Since the Russian invasion of Ukraine, China’s reaction in response to the Russian aggression has been fiercely debated in the western media. The majority of the discussions have focused on one particular term: “no-limits friendship” – a phrase believed to have been taken from a Sino-Russian joint statement issued a few months before the war.
But there is one problem with this phrase. While the Russian version of the statement indeed used the word “friendship”, the Chinese version used “friendliness”. Is this just an issue of translation, or did China deliberately avoid using the word “friendship”?
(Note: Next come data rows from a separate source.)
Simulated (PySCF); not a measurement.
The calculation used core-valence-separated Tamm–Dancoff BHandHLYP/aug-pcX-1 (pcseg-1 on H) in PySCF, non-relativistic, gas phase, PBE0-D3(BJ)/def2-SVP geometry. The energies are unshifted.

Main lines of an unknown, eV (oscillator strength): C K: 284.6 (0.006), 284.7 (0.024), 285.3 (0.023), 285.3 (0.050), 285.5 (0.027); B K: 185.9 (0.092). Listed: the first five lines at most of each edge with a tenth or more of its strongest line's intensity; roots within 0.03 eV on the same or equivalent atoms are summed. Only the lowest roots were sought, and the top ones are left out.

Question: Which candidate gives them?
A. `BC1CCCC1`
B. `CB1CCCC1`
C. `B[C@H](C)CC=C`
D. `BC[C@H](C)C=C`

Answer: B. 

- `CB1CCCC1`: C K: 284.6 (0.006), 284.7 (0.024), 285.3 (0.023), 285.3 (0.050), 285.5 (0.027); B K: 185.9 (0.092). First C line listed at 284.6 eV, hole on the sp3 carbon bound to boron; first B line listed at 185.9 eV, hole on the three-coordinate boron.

As a researcher who investigates problems of translations in international relations, I traced the usage of the word “friendship” in Chinese and Russian documents when describing their relationship. I discovered that the disconnect between the two nations’ view of the nature of their relationship first appeared in a treaty signed between the pre-communist government of China and the Soviet Union in 1945.
The treaty was named differently in its Chinese and Russian version. In the Russian edition, the treaty is “the Treaty of Friendship and Alliance”, whereas in the Chinese version, it is “the Treaty of Friendliness and Alliance”.
Such an asymmetrical way of labelling their partnership persisted in two more treaties signed after the founding of the current People’s Republic of China in 1949. The first is (in Russian) the “Treaty of Friendship, Alliance, and Mutual Assistance”, signed in 1950, and the other is the “Treaty of Good-Neighbourliness, Friendship and Cooperation”, signed in 2001. In both cases, the Chinese editions replaced the word “friendship” with “friendliness”, indicating that, despite the fall of USSR, the nature of Sino-Russian relations remained the same.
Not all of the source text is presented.